Now in the care of the National Trust, Mount Stewart House was the country seat of the Londonderry family from the 18th Century. The Trust has been engaged in a major conservation programme which aims to recapture the spirit of the house in the 1930s-50s.
Mount Stewart’s central hall is a key focus for visitors from all over the world. One of the glories of the central hall was its floor of Scrabo sandstone, in the 1960s this floor was covered by a black and white chequerboard linoleum floor, laid on a base of bitumen. The Central Hall Floor Conservation Project sought to restore this wonderful stone floor, which would return the hall’s appearance to one which visitors to the house in the early 20th century would have recognised. Cliveden Conservation Ltd, led by Tom Flemons, have a wealth of experience in working with historic floors, which was essential to the success of this unusual conservation project. Creative solutions were required to remove bitumen from porous sandstone surfaces, and to address heavy staining, areas of wear and other damage.
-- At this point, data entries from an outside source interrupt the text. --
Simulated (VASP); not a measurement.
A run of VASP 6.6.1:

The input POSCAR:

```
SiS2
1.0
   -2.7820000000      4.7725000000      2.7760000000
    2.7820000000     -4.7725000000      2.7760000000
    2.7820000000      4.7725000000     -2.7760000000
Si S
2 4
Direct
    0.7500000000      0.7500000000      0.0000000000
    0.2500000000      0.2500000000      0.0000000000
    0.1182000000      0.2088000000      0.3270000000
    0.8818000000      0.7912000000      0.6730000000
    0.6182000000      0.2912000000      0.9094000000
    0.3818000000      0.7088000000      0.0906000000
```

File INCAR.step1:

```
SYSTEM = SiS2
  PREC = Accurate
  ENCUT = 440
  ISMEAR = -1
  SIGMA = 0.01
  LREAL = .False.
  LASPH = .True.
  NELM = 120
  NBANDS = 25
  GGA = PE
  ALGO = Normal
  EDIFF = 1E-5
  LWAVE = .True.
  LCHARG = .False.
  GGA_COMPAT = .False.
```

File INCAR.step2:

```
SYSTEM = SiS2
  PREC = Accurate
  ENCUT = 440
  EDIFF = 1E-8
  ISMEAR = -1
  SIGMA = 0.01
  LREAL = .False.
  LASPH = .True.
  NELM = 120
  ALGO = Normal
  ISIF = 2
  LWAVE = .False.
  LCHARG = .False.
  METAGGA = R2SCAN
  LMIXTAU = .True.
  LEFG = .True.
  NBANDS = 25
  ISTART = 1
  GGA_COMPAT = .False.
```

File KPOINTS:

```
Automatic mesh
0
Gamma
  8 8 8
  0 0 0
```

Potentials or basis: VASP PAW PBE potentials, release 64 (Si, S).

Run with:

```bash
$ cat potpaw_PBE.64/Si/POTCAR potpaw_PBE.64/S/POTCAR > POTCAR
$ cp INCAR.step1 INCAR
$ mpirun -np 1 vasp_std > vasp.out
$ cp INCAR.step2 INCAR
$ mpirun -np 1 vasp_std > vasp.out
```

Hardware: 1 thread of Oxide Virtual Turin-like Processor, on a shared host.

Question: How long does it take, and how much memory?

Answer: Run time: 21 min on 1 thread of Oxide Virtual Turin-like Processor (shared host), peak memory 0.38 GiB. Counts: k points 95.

To expand and enhance the conservation skills and craftsmanship available in Northern Ireland, during the project the Cliveden team held several open days with local heritage conservation companies, sharing methodologies and best practice and their own learning journey.
Revealing the delicate geometric patterning of the sandstone has reunited the architecture of the hall, recapturing its grandeur and scale. Visitors can now appreciate the potent sense of arrival experienced by their predecessors.